Perhaps I could do that, but I do not know how, I do not know the meticulous measurements, or I am just being denial to the fact that I am emotionally declining. And I am not writing this to justify all of it, I just thought that I wanted to share this and perhaps somebody else are also feeling this way and I want them to know that they are not alone. For some people, knowing that you are lonely and no one can understand you really sucks. Maybe I can fix that. Or give a hand about it.
At first, I thought that this quarantine had something positive to give me. It could give me more flexible and leisure time to do the things that I never had the chance to do. However, as usual, things did not go as I expected. This free time only gave me more room to overthink about everything and I always ended up feeling bad for something that actually wasn’t. Everything just runs out smoothly yet I am sitting around the corner asking myself, what did I just do wrong? Where did I go wrong? Why could not I turn back time? Do I really deserve everything that I have right now?
Of course I do. I know that I deserve everything that has been given to me because I have worked hard for it, or maybe I just have the privilege for it. But… my thoughts do not always go that way. When my mind goes south, it really falls down to my deepest thoughts and I do not think that is a good thing when I overdo it.

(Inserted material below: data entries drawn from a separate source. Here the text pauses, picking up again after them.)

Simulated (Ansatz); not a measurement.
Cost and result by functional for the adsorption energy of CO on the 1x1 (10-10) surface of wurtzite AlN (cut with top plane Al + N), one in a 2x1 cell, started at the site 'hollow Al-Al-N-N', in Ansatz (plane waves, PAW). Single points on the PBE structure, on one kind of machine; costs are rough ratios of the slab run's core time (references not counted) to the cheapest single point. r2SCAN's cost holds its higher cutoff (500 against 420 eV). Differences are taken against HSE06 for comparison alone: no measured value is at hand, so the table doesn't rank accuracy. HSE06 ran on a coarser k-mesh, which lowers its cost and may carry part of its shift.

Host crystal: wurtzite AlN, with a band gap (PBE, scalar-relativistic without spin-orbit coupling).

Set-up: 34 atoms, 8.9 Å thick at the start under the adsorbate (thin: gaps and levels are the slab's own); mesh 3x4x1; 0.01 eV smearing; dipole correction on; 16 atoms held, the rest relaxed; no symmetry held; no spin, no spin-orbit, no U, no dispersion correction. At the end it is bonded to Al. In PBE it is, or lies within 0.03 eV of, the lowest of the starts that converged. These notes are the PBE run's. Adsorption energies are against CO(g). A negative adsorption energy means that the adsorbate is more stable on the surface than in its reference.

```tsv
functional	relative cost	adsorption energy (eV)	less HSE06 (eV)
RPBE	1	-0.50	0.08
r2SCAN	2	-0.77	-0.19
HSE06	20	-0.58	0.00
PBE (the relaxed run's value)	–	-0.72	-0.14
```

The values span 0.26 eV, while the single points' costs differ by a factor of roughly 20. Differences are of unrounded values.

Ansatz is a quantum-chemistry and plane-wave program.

I have tried almost everything during this quarantine. Applying Law of Attraction (which works most of the time), studying Norwegian and Spanish and then I abandoned my Duolingo lesson afterward, watching series that I have never wanted to do before, trying to bond with my family stronger, failing to do that, finding another way to do so, getting myself a boyfriend (whom I really love and I am eternally grateful for him), cooking, baking, crying for no absolute reasons, buying books online which ships from UK (which stays in a different continent from my country), waiting two months for the book to arrive, reading it, not finishing it and decided to re-read the same old favorite book, spending six bloody hours on a call (that is something I NEVER thought I would do, but I did anyway) and so on. Thing is, I did have the time to do the things I never did, but most of the time I just feel like shit.
At first, I thought it was okay to feel like shit. It was okay to not listen to my friends’ stories because I was not in the right mood for it. It was okay to abandon people because I could not even get my shit right.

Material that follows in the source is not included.